Statistical Explanation
[科学的説明に関する論議について、Salmon (1990) の末尾に1989年までの年代順の文献表があるので大変参考になる。ここでは、統計的説明の分析が比較的新しいことを注意しておく。]
For the history of the discussion of scientific explanation in recent philosophy of science, Wes Salmon (1990) is the most definitive work. According to him, the models for statistical explanation appeared in 1962.
In an ariticle entitled "The Stochastic Revolution and the Nature of Scientific Explanation," Nicholas Rescher (1962) made an eloquent pleas for an extension of the concept of scientific explanation beyond the limits of deductive explanation. ...
The most important development to occur in the second decade (1958-1967) of our chronicle---the explicit treatment of statistical explanation---had its public inception in 1962. Although Rescher clearly recognized the inductive character of such explanations, neither he nor any of several other authors who recognized the legitimacy of statistical explanation offered an explicit model. ... Hempel appears to have been the first to notice the profound difficulties involved in statistical explanation, in particular, the problem of ambiguity, over which he labored long and hard. The first explicit model was offered in his "Deductive-Nomological vs. Statistical Explanation" (1962) in volume III of Minnesota Studies. ... In this paper, Hempel deals with statistical explanations of particular facts ... and characterizes what he later calls the inductive-statistical (I-S) Model. (Salmon 1990, 50-51)
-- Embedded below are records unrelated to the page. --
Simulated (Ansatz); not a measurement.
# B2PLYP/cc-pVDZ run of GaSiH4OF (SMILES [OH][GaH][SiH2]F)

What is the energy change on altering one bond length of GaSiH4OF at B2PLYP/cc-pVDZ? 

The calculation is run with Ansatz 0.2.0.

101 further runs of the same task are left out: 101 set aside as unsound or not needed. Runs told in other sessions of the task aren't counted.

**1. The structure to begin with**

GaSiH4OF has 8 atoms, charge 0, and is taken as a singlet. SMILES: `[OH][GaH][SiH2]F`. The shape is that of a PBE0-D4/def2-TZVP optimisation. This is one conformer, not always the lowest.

[Hempel's 1962 Paper, the first page]
References
Hempel, C. G. (1962) "Deductive-Nomological vs. Statistical Explanation", Minnesota Studies in the Philosophy of Science, Vol. III, University of Minnesota Press, 1962.
Rescher, Nicholas (1962) "The Stochastic Revolution and the Nature of Scientific Explanation," Synthese 14, 1962.
Salmon, Wesley C. (1990) Four Decades of Scientific Explanation, University of Minnesota Press, 1990. [Originally in Minnesota Studies, Vol. XIII, 1989.]